Together with Neil, who insists he has his own reasons for needing answers about the real dangers of Memtex, Harper begins her search for the truth. What she finds could uproot all she’s ever believed about her life…
Hardcover, 320 pages
Expected publication: February 24th 2015 by Simon Pulse
I received a copy of this book from the publisher Simon Pulse via Edelweiss in exchange for an honest review. The book was just released this week.
This is a story aimed for the YA audience and one that I think most parents would approve of. The book was very clean with very little profanity and the romance kept at a PG level. For the most part it is about regular high school students with regular problems until..........

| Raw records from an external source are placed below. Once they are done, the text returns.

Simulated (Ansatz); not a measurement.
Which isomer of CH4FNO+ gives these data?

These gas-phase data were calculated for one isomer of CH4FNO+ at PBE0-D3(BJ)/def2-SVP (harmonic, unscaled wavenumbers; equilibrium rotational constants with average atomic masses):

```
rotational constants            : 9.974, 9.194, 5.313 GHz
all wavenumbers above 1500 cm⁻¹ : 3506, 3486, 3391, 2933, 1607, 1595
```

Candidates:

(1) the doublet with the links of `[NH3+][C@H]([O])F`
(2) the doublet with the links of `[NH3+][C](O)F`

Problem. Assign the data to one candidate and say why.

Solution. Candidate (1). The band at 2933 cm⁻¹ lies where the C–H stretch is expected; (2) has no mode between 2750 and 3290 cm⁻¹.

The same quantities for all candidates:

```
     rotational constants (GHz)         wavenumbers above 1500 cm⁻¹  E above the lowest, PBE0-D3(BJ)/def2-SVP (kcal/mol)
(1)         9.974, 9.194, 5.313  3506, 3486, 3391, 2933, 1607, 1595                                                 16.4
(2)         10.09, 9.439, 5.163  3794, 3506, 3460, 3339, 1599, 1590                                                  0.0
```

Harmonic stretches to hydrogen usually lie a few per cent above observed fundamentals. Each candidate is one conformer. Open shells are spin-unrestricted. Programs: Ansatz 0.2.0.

Enter the Memtex. Imagine a world where you have the ability to get a treatment to eliminate or "soften" bad or painful memories. Think about it, there has to be memories you wish you could erase. There are a lot of pictures people have posted on Facebook that have traumatized me and I can never un-see. This could wipe them from my memory!! Seriously though...this story deals with the good and bad side of this possibility when people are not educated to the consequences.
This story was entertaining as Harper tried to figure out what was real in her mind and who she could trust. It moved at a swift pace towards its conclusion. While it could be argued that the story was a little glossed over it was intended for the YA audience and I can see how it would be fitting for a "tween" reader.